How Expectations Influence Your Money Mind

Apologies in advance to my male readers, you may find this post uncomfortable.

Both sexes have societal, familial and peer expectations inflicted on us from birth. Humans are kid of hard wired by eons of survival needs to desire and even require the approval of the tribe. Without the tribe, individuals fail to thrive, or sometimes even survive.

Male and female money expectations.

In our patriarchal world, the money expectations and messages women receive are different than the ones men receive. They are different, not only at the top level of consciousness, but at almost all levels.  Messages are embedded in the stories we hear, the movies we see, the lessons we learn in school, the chores we are asked to do, the personal characteristics we are supposed to have and more.  We absorb these messages day to day in the fabric of our souls, both consciously and subconsciously.

Money messages abound; such as, the man should be the breadwinner, women don’t need to be concerned with it. The man is supposed to earn more, the man should follow the high paying and prestigious career choices, the man should be the president or the CEO or the man should start and run the business.  These are still prevalent expectations.

The messages women have received through time make her dependent on the man. You are weaker, I’ll defend you. You don’t have the education (or in past times – the intelligence) to deal with money or business. You can’t work because you have to bear the children and spend your time raising them, keeping the house, making the garden, doing the food shopping, cooking his dinner and etc. Your time is not as valuable as a man’s time.

You don’t get to make the family financial decisions because you don’t earn (as much of) the money! Your career and finance goals must subordinate to your man’s – you should move if he gets an opportunity in another area; you should entertain his clients – yet these aren’t usually reciprocated.

Different money messages are still occurring.

These messages are good neither for the man or the woman! Both sexes suffer when these types of messages are given. Yet the fact remains that we are still receiving them.

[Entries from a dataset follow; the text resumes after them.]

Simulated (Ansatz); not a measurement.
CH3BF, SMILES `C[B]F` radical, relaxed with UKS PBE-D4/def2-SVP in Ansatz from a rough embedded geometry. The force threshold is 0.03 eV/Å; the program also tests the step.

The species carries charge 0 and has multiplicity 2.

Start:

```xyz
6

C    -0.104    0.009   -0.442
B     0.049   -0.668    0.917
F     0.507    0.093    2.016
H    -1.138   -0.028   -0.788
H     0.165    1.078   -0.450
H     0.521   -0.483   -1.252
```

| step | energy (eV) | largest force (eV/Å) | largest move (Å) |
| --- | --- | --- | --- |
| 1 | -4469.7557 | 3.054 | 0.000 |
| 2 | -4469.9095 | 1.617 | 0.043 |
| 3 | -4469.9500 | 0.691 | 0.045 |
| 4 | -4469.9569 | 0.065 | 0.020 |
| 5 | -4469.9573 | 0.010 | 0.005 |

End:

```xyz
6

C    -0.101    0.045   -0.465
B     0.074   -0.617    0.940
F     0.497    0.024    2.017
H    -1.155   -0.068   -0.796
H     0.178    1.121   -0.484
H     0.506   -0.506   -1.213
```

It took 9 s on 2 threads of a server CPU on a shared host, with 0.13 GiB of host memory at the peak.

Twins are born, one male, one female, to the same family on the same day and are raised together in a stable household. Even if the parents make every effort to ensure that both are given the same kind of education, expectations, chores, money instructions and opportunities, society still makes sure that the money message is different.

The girl learns history in school, she doesn’t read about great women of the past, only great men. The stories she reads and hears honor and make heroes of males. Females are a side story if even mentioned.

She is encouraged to take ‘softer’ subjects instead of sciences and math. She doesn’t see female athletes making big bucks and rarely hears of female business owners or leaders. She is steered towards ‘helper’ careers by teachers, counselors, books, magazines and media. So instead of becoming an engineer, she becomes a school teacher. Instead of becoming a doctor or a dentist, she reaches for a nursing or dental assistant career.

A different angle opens opportunity.

Just think of all the motivational books you have read, all of the histories of business and industry. What if a simple substitution of the female pronoun was used in these stories – what a difference it might make in opening up new worlds of opportunity to more than half of the population! What doors might slam shut for the men of the world in the future?

Try it making the story about her.

Substitute ‘She’ or ‘Her’ or Hers for each He or Him or His and woman for man in this excerpt from “Think and Grow Rich” by Napoleon Hill.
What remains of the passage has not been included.